Then $\eqref{eq:random-surplus}$ gives

\E\left[\sum_{i=1}^n (X_i-\tau)^+I_i\right] \ge \frac12 \int_0^\infty F(x) \sum_{i=1}^n (1-F_i(x))\prod_{j<i}F_j(x)\,dx = \frac12\int_0^\infty F(x)(1-F(x))\,dx.

It remains to compare the threshold part. If, in addition,

\int_0^\infty t(1-F(t))\,dG(t) \ge \int_0^\infty t(1-F(t))\,dF(t), \tag{7}\label{eq:general-threshold-certificate}

then the two terms in the decomposition are at least the corresponding two terms in the proof above. Hence the same conclusion follows:

\E[\ALG]\ge \frac12\E[M].

Thus any threshold distribution $G$ satisfying $\eqref{eq:general-random-surplus-certificate}$ and $\eqref{eq:general-threshold-certificate}$ is also certified by the same threshold/surplus argument.

A simple source of additional randomized thresholds comes from convexity. Let $\tau_0$ be any deterministic threshold already certified above, for example any threshold in the certified deterministic interval. For $\alpha\in[0,1]$, draw $\tau$ from the distribution of $M$ with probability $\alpha$, and set $\tau=\tau_0$ with probability $1-\alpha$, independently of the online instance. Equivalently, the law of $\tau$ is the convex combination

\alpha F+(1-\alpha)\delta_{\tau_0}.

Since the expected payoff is affine in the law of the independent threshold,

\E[\ALG] = \alpha\,\E[\ALG\mid \tau\overset{d}{=}M] + (1-\alpha)\,\E[\ALG\mid \tau=\tau_0] \ge \frac12\E[M].

Implementing the randomized analogue. The randomized analogue only requires drawing an independent threshold $\tau\overset{d}{=}M$. There are several equivalent ways to implement this.
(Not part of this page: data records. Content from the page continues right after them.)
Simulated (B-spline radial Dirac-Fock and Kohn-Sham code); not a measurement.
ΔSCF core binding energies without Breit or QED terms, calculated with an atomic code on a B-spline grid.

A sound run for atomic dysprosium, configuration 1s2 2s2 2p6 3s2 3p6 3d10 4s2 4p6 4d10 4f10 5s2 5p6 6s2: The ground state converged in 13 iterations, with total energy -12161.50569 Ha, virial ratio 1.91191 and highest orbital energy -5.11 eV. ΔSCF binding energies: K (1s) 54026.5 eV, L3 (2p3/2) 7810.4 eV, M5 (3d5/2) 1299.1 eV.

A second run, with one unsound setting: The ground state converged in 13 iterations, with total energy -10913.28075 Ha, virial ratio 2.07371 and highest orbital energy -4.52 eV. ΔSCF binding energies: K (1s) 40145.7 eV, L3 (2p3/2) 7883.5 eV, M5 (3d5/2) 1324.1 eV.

First, if we have sample access to each distribution $D_i$, draw independent samples $S_i$ from $D_i$ for $i=1,\ldots,n$, and set

\tau:=\max_i S_i.

Then

\tau\overset{d}{=}\max_i X_i=M,

so this is exactly the sample-max threshold rule [RWW20].

Second, if the CDFs $F_i$ are known, then the CDF of $M$ is

F(x)=\prod_{i=1}^n F_i(x).

Draw $U$ uniformly from $[0,1]$ and set

\tau:=F^{-1}(U), \qquad F^{-1}(u):=\inf\{x:F(x)\ge u\}.

Then $\tau\overset{d}{=}M$.

Finally, if an independent simulator for the full instance is available, draw $(\widetilde X_1,\ldots,\widetilde X_n)$ independently and set

\tau:=\max_i \widetilde X_i.

If only historical data are available, one may approximate this by drawing uniformly from empirical past maxima. The exact theorem applies whenever the resulting threshold is an independent draw from the distribution of $M$.

Takeaway. The deterministic and randomized threshold rules above are all consequences of the same decomposition

\E[\ALG] = \underbrace{\E[\tau\mathbf{1}\{M>\tau\}]}_{\text{threshold part}} + \underbrace{\E\left[\sum_i (X_i-\tau)^+I_i\right]}_{\text{surplus part}}.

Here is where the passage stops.